Pressure won’t solve Beijing-US trade conflict
The US stock market plunged on Tuesday, sending the Dow Jones Industrial Average down 799.36 points. The group of technology stocks known informally as FAANG (Facebook, Apple, Amazon, Netflix and Google) shed more than $140 billion in market value by the end of the trading Tuesday.
China’s exchanges in Shanghai and Shenzhen significantly trimmed their morning losses on Tuesday, with the Shanghai and Shenzhen indexes closing down 0.61 percent and 0.32 percent, respectively. The ChiNext board even rose 0.22 percent.
Two major factors are believed to have caused the hemorrhage on Wall Street: fears of a serious economic slowdown or even a recession in the US, and uncertainty over the US-initiated trade strife with China.
The US bond market kicked off the month by flashing a recessionary signal. An inversion of a section of the Treasury bond yield curve occurred on Monday, with the yield on the 5-year bond sliding below the yield on the 3-year note. Investors took it as an ominous sign that the world’s largest economy is nearing the end of an upcycle.
But it was the Trump administration that put a damper on the nascent market optimism stemming from the China-US agreement to defuse their nine-month trade war and give negotiators 90 days to cut a deal, following the G20 summit in Argentina.
It is the White House that sent conflicting and mostly misleading signals to the market. Probably to serve its own purpose of placing pressure on Chinese negotiators, the White House disclosed that China’s leaders had agreed to purchase a “very substantial” amount of agricultural, energy and industrial products from the US to reduce the yawning trade gap.
It claimed that Beijing will start buying from American farmers “immediately.”
In addition, senior Trump administration officials revealed to the US media that China will soon move to “reduce and remove” the tariffs on all US-assembled automobiles that Beijing imposed earlier in a tit-for-tat retaliation for US punitive rates on Chinese goods.

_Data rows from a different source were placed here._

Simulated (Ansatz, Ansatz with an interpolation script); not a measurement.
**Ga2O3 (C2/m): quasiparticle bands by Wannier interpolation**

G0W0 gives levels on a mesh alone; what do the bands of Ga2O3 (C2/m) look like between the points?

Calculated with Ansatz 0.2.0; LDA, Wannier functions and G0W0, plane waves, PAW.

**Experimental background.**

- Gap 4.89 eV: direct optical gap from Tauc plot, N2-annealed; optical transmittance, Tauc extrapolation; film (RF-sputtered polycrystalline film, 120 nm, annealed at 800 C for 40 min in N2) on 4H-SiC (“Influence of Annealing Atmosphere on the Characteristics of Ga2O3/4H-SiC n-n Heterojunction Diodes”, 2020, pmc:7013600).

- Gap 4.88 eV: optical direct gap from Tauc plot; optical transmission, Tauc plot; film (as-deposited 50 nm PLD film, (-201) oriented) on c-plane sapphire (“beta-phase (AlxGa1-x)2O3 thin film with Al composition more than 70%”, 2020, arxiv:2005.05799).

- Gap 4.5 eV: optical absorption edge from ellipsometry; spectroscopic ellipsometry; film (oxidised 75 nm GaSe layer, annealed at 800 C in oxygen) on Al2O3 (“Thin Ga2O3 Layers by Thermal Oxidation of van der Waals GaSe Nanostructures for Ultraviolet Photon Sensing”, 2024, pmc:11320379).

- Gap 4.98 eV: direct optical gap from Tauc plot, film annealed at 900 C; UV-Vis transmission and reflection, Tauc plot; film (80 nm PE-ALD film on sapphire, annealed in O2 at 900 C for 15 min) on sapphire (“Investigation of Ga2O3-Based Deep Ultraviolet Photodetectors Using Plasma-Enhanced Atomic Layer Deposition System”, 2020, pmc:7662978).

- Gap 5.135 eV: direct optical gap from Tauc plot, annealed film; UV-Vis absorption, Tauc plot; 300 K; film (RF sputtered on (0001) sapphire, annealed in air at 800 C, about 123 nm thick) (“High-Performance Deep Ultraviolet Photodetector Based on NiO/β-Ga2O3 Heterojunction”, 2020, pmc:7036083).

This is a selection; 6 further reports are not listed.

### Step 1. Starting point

Making investors particularly jittery, US President Donald Trump went on a tweet spree earlier this week, warning that he was ready to make China “pay for the privilege” of selling to the US market if negotiations failed. He went too far in describing himself as a “Tariff Man” – in an apparent attempt to inflict pressure on US trading partners. After that chest-beating, the market seemed to quicken its slide.
In contrast, China’s Ministry of Commerce said in a statement on Tuesday that China-US trade negotiations will proceed based on a set timetable and the Chinese government will implement “specific items” that were already agreed by the two sides in Argentina as soon as possible.
China’s top economic planner, the National Development and Reform Commission, on Monday promulgated a strict policy guideline to clamp down on any intellectual property rights breaches.
What the US government has done since the summit talks at Buenos Aires is muddying the waters, which jolted the markets. By always taking a hard line and making a stack of exorbitant demands, the Trump administration can only draw the ire of the Chinese public and diminish the odds of clinching a deal.
A good trade deal that is acceptable to both sides – and well regarded by the broader market – must be born from the basis of eye-to-eye sincerity, mutual benefit and reciprocal compromises.
If the White House truly wants China to reduce vehicle tariffs and keep US auto companies afloat, it should send its negotiators to Beijing, concur with Chinese counterparts and work out a symmetrical arrangement.
It was the Trump administration that put a damper on the nascent market optimism stemming from the China-US agreement to defuse their nine-month trade war and give negotiators 90 days to cut a deal, following the G20 summit in Argentina.